Response: Sorry, we missed a bracket in Equation 5, and have corrected that.

 

(10) As it is very difficult to difference results according to visual comparison, and I guess that the visual evaluation might be based on the (possibly different) objectives of fusion, maybe the authors, to strengthen more their point, could include some other measure in the comparison, such as mutual information and MEF-SSIM.

Response: We have added the Mutual Information (MI) and MEF-SSIM comparison in Table 1. As the purpose of the proposed method is to make the fusion results more informative and suitable for visual perception, our method does not get a high score of MI and MEF-SSIM,  but has advantages on the target highlighting.  

 

(11) In the compared images, I would like to see the nearest scoring quantitative method to the presented one, it seems to be the hybrid-MSD.
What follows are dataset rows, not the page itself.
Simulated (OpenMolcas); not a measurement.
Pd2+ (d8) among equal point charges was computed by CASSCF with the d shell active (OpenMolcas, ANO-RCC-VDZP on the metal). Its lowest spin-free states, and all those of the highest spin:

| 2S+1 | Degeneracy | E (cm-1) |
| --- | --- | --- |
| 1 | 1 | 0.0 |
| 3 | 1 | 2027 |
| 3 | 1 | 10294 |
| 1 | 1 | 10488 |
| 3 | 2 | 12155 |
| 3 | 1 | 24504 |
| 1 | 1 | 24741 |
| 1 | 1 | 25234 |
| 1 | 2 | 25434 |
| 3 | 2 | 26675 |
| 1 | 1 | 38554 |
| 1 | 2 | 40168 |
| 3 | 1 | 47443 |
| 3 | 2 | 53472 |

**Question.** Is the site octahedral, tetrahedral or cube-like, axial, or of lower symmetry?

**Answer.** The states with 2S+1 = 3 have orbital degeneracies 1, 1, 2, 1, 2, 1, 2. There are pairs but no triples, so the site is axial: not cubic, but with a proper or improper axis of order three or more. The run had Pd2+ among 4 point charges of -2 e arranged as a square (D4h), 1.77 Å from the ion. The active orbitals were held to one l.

Response: We have added compared images of Hybrid-MSD.

As the measures used mainly evaluate the richness of textures, and do not directly indicate the fusion performance, e.g. the noise in the dark visible images will interfere with the quantitative evaluation. The proposed method highlights the target in the fusion result and maintains the textures at the same time. The related discussion has been added in section 3.3.1.

 

(12) If hyperparameter \alpha is given so a high value, much bigger than \epsilon (=100) and than the value corresponding to L_p-adv (=1), doesn't imply it that in practice the semantic loss L_s-adv is the only player? If not, why there is this big difference in orders of magnitude between the different losses?.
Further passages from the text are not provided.